Closed armingeiser closed 6 years ago
Can the problem be solved if you move the mesh?
At the moment we solve it by looping the nodes and set the DISPLACEMENT
and ROTATION
to 0.0 at the beginning of each iteration step, in our main optimization script.
But I think we need to find a more robust way to deal with this in the optimization application.
Mesh motion will not affect this problem , i think. The point is that we are cloning the time step in order to "simulate" the optimization iteration, and this is why the structural mechanics application thinks it should use the solution from the previous step, whereas it should do a completely new solution.
Huuuum, any suggestion @RiccardoRossi ?
Hi @armingeiser, as @djvicente suggested, you do need to also reset the Coordinates to the InitialCoordinates.
If you were to use the processes, the clean solution would be to have a process "assign_initial_conditions", to be called every time you restart your calculations. that would give a rather clean solution.
would that do?
If your problem is to restart your ProcessInfo and modelpart to zero we can speak about how to do that
@RiccardoRossi I am @loumalouomega not @djvicente
apologies @loumalouomega @djvicente i confused myself
Do not worry at all @RiccardoRossi. I have just joined the Kratos comunity this week, so this mistake has allowed me to know how do you work here ;)

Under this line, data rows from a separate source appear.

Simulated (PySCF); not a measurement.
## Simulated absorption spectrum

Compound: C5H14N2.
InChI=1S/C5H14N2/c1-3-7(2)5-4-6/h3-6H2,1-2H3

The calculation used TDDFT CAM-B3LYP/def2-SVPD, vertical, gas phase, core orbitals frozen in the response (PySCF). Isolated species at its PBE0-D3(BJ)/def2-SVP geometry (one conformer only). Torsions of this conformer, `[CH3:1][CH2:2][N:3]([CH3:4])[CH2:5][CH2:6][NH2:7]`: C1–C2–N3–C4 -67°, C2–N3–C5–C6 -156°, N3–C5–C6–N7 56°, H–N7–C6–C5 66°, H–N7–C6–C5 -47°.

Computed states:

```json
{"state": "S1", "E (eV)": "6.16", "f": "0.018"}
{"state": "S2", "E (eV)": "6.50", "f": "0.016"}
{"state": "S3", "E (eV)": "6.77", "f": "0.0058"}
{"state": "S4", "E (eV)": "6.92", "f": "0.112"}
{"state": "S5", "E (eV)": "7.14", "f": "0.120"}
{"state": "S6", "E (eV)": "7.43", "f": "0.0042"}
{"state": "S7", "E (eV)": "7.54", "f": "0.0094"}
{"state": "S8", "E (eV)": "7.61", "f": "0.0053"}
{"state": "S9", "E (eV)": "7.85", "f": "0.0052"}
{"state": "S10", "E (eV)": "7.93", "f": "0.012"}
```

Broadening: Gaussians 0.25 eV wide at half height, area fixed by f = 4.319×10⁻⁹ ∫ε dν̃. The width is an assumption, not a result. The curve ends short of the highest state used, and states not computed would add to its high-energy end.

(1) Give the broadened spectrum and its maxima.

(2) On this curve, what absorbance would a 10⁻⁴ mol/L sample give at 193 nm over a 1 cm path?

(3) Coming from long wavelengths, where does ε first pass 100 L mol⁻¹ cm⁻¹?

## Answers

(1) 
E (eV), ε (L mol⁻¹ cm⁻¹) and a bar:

closing as inactive for a while
In shape optimization, we calculate the primal solution several times, between the solution steps, we are modifying the shape of the structure. The problem is, that the solution from the previous solution step remains stored in the variables, and if the element calculates a nonlinear stiffness matrix (like I assume it is the case for the e.g. ShellThinElement3D3N) in a linear static analysis only a delta u is calculated, which is wrong in this case.
We need to reset the dof results in order to solve the linear system correctly.
I suggest a function at the modelpart, that is able to do so, without affecting e.g. non zero dirichlet conditions.